I’m head-over-heels in love with what I like to refer to affectionately as the “Pirate Movies” (known in more formal circles as Pirates of the Caribbean 1-3). And, yes, I do mean all of them, including the sequence set on the island of the cannabalistic Pelegostos in the second film (how can you not love a language with phrases like “ma boogie snickle snickle”?). Well, actually, I do think it’s a little too gross when the one guy breaks his toe off in the cold in At World’s End, and the extra Jack whose brain falls out is probably over the line for me as well. But I’m willing to overlook quirks among friends.
The chaotic waters of the eighteenth-century Caribbean present such a fabulous mythological landscape, where the formal, stiff-lipped upper-class British society with its flowing silk gowns, powdered wigs, pomp and ceremony, and baroque turns of phrase interacts seamlessly with the untameable ruffian world of the open seas, pregnant with the promise of freedom and danger, and harboring monsters both mythic and mortal. This is the crossroads where the dead and living change places and the otherwise banally evil human Institution plumbs the netherworld’s depths. And the visual effects are nothing short of stunning: the way the Flying Dutchman surfaces amid a spray of crystalline droplets is just spectacular, and the field of stars reflected in the water is literally breathtaking.

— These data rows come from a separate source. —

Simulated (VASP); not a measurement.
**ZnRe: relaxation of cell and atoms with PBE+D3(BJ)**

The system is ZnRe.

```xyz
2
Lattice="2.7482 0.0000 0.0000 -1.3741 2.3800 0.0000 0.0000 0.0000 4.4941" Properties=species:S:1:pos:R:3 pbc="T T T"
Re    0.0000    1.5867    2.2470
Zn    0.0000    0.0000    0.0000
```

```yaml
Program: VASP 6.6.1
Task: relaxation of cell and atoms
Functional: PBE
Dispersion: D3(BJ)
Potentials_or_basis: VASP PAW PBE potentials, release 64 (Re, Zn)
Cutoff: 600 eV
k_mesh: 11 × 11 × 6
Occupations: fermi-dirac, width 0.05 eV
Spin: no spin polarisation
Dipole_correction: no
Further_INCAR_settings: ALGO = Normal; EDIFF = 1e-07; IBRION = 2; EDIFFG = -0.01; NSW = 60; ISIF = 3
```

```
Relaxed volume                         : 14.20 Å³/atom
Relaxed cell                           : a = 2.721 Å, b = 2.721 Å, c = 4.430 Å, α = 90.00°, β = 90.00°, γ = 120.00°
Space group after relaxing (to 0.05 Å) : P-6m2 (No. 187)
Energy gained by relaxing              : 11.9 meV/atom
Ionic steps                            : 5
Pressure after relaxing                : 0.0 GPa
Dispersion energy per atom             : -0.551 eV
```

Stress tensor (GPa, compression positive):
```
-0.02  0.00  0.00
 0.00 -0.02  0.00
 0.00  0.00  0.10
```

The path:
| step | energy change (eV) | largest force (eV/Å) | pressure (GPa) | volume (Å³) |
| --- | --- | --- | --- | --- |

One of the touches of genius in characterization is the way in which certain of the villains have been imbued with genuine pathos: there’s the image of Davy Jones wailing on his organ as a single tear wells in his eye, and there’s the apple that drops, unbitten, from Barbossa’s hand as he expires. “I feel nothing,” Barbossa confesses dolefully to Elizabeth early in the first film, and then, tragically consummating his desire, echoes this wish as he’s fatally shot: “I feel–cold.” These are the films that sport the funnest wedding scene ever captured on celluloid, with Will and Elizabeth frantically and incongruously exchanging vows while fending off monsters. And, finally, the movies return us to a sort of stasis-point from which they began: Jack sails off alone in a dinghy in just the way we were first introduced to him, Barbossa once again commands the Pearl, and Will and Elizabeth’s relationship reconstitutes itself to resemble what it was when they first met: interested but distant. Only where once we experienced this tension between them as an inevitable pull, now at the end it’s been calcified into a bittersweet, hauntingly half-tragic state of affairs. What might be and almost is has become what should have been–and, even yet, almost is.
There’s a rich and complicated tapestry here, and no doubt the efforts of untold masses were necessary to its creation. But I believe that one man is more responsible than any other for the marvel that is the Pirate Movies. It’s not Johnny Depp, although his swagger and off-kilter mannerisms are extraordinarily entertaining to watch. And it’s not Orlando Bloom, although he’s undeniably attractive. It’s not even Geoffrey Rush, whose versatility is astonishing.
That man is Hans Zimmer, the individual responsible for composing the scores for all three films (with help from his protege Klaus Badelt on the first).
I literally only bought tickets for the first Pirate Movie because I’d fallen in love with the music (thanks to Lady Amalthea’s purchase of the soundtrack) and wanted to hear it in the theater. (That explains the first time I saw it on the big screen, anyway. Four more viewings were to follow.)
Too many producers fail to recognize this essential truism: that a movie is only half visual. Too many film scores are nothing more than bare emotional cues or bland key changes intended to signal changes in scene. And that’s to say nothing of the crime of relying on jazz harmonies, or playing pop music during the credits to a movie with an epic, symphonic score–the credits should properly serve as the ideal opportunity to showcase a film’s themes in all their lyrical splendor, unconstrained by bothersome contingencies of plot. (Speaking of which, whose decision was it to put that headbanging techno-version of “He’s A Pirate” at the end of the CD to the second film? Wha???).
Zimmer makes none of the usual mistakes. Far from hovering in the background, on the edge of awareness, the Pirate music is a near-tangible presence in the films, as essential as any character. It reaches out and grabs you. It’s repetitive enough to be coherent but varied enough to keep your interest (this is especially true of the third film, in which several themes are skillfully interwoven). And it’s majestic, triumphal, ghastly, lugubrious, delicate, and anguished by turns, without ever descending into sappiness.
Zimmer was fun in Gladiator, he gave The Lion King its plaintive edge, he put the grandeur in King Arthur and the mystery in Da Vinci Code. But there’s nothing like the Pirate music to make your heart burst from your chest–to make you almost physically understand what is involved in Will’s losing his heart to the Dutchman, and Elizabeth’s with it. It’s life-changing.